Two new state laws claim they are trying to protect the rights of freelancers. Musicians need to know what these laws do.
The Trump administration has done as much as it can to curtail workers’ rights. We can see the evidence of this through many recent labor board and federal court rulings. However, the good news is that several states and cities have sought to stem this reactionary tide by expanding labor rights on the local level. They have done this in significant ways.
New York and California have led the way. In New York City, progressive legislation has been enacted to ensure that independent contractors and individuals who work “gig to gig” – like musicians – are protected from employment discrimination and are accorded adequate means of legal redress from contractors or employers who fail to pay. And California has codified a recent state court decision that sets forth the parameters by which workers must be considered employees.
Since both of these are relatively recent laws that impact professional musicians, union members should be aware of their terms and scope.

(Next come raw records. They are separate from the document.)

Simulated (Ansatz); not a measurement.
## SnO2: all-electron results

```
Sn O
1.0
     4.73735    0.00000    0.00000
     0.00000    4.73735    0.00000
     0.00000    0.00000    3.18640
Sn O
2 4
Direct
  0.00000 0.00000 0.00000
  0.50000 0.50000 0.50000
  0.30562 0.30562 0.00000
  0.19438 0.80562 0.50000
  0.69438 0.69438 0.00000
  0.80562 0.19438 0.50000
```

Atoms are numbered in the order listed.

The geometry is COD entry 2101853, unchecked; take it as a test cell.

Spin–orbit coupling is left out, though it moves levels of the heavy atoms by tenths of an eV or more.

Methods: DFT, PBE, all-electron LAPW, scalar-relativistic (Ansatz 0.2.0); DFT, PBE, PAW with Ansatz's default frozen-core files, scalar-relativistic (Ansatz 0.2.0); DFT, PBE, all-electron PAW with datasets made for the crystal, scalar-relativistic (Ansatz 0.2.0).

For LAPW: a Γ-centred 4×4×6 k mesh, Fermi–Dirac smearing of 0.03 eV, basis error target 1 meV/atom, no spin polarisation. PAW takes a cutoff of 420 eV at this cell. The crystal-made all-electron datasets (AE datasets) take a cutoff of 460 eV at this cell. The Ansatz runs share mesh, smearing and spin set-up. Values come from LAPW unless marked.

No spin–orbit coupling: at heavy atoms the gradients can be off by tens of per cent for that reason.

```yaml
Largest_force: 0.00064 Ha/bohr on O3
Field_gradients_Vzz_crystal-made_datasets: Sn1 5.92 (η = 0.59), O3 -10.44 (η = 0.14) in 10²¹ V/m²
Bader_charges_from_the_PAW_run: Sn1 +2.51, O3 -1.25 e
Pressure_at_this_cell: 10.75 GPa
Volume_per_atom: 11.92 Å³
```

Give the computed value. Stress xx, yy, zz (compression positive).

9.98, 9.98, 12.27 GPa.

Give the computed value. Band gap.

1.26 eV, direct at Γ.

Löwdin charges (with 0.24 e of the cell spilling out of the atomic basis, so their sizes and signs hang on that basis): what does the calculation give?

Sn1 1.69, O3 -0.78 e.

New York City’s “Freelance Isn’t Free Act” created a legal mechanism that freelance workers can utilize to obtain payment of outstanding fees. This law is the first of its kind in this country. It mandates that payment for services rendered by an independent contractor valued more than $800 must be made within 30 days of performance (unless otherwise provided in a binding contract between the parties). If payment is not made within that time frame, the Department of Consumer Affairs has charged the Office of Labor Policy and Standards with the task of assisting workers in obtaining payment. To do this, the OLPS is available to provide mediation services and prepare civil suits to help workers collect overdue fees. If a collection suit is required, the employer will be required to pay double the amount of fees owed, plus damages, costs and counsel fees. Retaliation is statutorily prohibited.
It has been estimated that since the law was created, New York City has recovered $254,866 in payments owed to freelance workers, with the average amount collected being $2,039 per complaint. Furthermore, roughly 70 percent of workers filing complaints worked within the arts and entertainment industry. Any musician who occasionally works freelance should become familiar with this law. See www1.nyc.gov/site/dca/workers/workersrights/freelancer-workers.page
Similarly, the New York City Human Rights Law is being expanded to protect freelancers and independent contractors from employment discrimination (including sexual harassment) based upon protected categories such as age, race, national origin, and more. This law, which will become effective before the end of the year, will permit independent contractors to file complaints with the New York City Commission on Human Rights. This law only applies to employers who employ four or more workers, but the exemption would not apply if the employer employed four or more people anytime within 12 months before the discriminatory practice took place. This law will work well in tandem with the new Local 802 Anti-Discrimination bylaw, which is being voted on as Allegro goes to press.
California has created AB 5, a law that codifies a judicial decision (Dynamex Operations West, Inc. v. Superior Court of Los Angeles, 4 Ca. 5th903 (2018)), which redefined employer-employee relations in that state. The law creates a presumption that a worker who performs services for hire is an employee for purposes of claims for wages and benefits. The law exempts “fine artists” but it appears that this term does not include professional musicians or other performing artists. It also exempts employees who are covered by collective bargaining agreements, but by definition under the National Labor Relations Act, workers covered by collective bargaining agreements are already considered employees.
While this new law is laudable because it now requires employers to recognize several categories of workers as employees, such as cab drivers, dog walkers and some sex workers, it potentially creates a host of problems for freelance independent workers by foisting upon them employment relationships that could hamper the traditional processes by which they work and create. Marc Ribot, a prominent member of the Local 802 Indie Musicians Caucus, told me that “AB 5 is very complex, and I’m still forming my position. But the consensus of pro-artist groups I’ve consulted is that there should be a ‘carve-out’ to protect genuinely collaborative processes. The legislation will barely affect the core constituencies of the AFM, which are already working as W-2 employees. But its effects on indie musicians may be highly disruptive.”
Both states’ progressive statutes demonstrate different focuses. While New York seeks to provide greater protection to individual workers regardless of their employment status, California seeks to protect workers by requiring them to be treated as employees. There are pros and cons to both approaches. Time will tell how these play out for musicians. We’ll keep you posted.